By Howard Levitt
Harassment is a serious charge and having investigations for every minor dispute devalues and depreciates it
The OHSA requires an investigation if there is genuine harassment alleged but, despite the preachings of the investigation lobby, this investigation need not and, in my experienced view, should not, be conducted by an outside investigator.
For the reasons provided in previous columns — including expense and delay; lack of knowledge of the company, its policies and culture; the appearance that a “hired gun” is being brought in; and the economic incentive to prolong and expand the assignment — it is seldom in the interest of an employer to use a third-party investigator.
On those rare occasions in which it is, such as an investigation of the conduct of the CEO, I recommend using a retired judge, rather than a lawyer, with the trained skills of fact-finding and the respect of all stakeholders, including the court if the matter proceeds to trial.
Another problem with using an outside lawyer is that it permits the employee to bring their own lawyer to the meetings, which they otherwise cannot do.
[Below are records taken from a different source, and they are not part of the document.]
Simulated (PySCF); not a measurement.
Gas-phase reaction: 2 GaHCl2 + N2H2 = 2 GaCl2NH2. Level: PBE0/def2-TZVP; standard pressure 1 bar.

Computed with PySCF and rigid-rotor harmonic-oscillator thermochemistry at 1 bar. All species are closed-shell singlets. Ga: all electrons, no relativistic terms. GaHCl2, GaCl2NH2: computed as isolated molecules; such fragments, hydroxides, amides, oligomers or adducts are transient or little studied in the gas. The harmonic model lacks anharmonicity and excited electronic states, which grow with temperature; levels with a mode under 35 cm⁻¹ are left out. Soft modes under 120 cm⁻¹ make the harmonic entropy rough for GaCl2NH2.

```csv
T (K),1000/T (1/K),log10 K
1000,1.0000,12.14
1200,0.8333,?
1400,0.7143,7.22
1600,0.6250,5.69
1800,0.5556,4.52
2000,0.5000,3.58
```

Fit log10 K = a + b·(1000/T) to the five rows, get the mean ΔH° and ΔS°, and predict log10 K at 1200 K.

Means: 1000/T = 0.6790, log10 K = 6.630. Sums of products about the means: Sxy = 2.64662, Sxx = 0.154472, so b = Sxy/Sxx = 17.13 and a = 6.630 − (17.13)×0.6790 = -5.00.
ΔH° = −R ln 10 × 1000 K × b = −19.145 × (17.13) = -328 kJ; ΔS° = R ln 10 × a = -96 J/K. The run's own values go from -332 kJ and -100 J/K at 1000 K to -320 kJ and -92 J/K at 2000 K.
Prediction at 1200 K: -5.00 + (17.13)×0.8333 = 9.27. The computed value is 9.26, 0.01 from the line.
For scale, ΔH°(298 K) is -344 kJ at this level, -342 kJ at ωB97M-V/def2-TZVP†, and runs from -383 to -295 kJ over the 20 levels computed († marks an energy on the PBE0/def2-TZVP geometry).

Must every petty complaint give rise to a full-blown investigation, the response of too many HR departments?
From the wording of my question, you can likely predict the answer.
Harassment is a serious charge and having investigations for every minor dispute devalues and depreciates it. Conflict and accusations do not equate to harassment.
Harassment allegations are increasingly serving as a weapon of office politics. Much time is wasted, resources consumed and careers placed on the line as a result of inherently trivial “harassment“ allegations.
As per the definition above, conduct, to be harassment, must also be vexatious, in other words, targeted at someone for the very purpose of hurting them, without a good-faith purpose. Or, to go back to this definition, the person accused of harassment must have known they were causing offence unless offence was objectively very obvious from the conduct itself.
Unless the conduct was so obviously offensive, without the intent to hurt, the fact that a co-worker takes offence does not mean that harassment has occurred. Many harassment complaints are made without this requisite element of intent and many findings of harassment are made without understanding that core principle.
One common allegation of harassment arises from discipline or other use of managerial control, sometimes alleged to place management on the defensive in the hope of reducing the prospect that the disciplined employee will be terminated.
Similar to complaints of emotional stress in worker’s compensation cases, justifiable discipline or managerial initiative, whatever offence and emotional suffering it causes, is not harassment. The improper weaponization of harassment is as much the fault of employers who misunderstand it as of those employees who deliberately and in bad faith invoke it.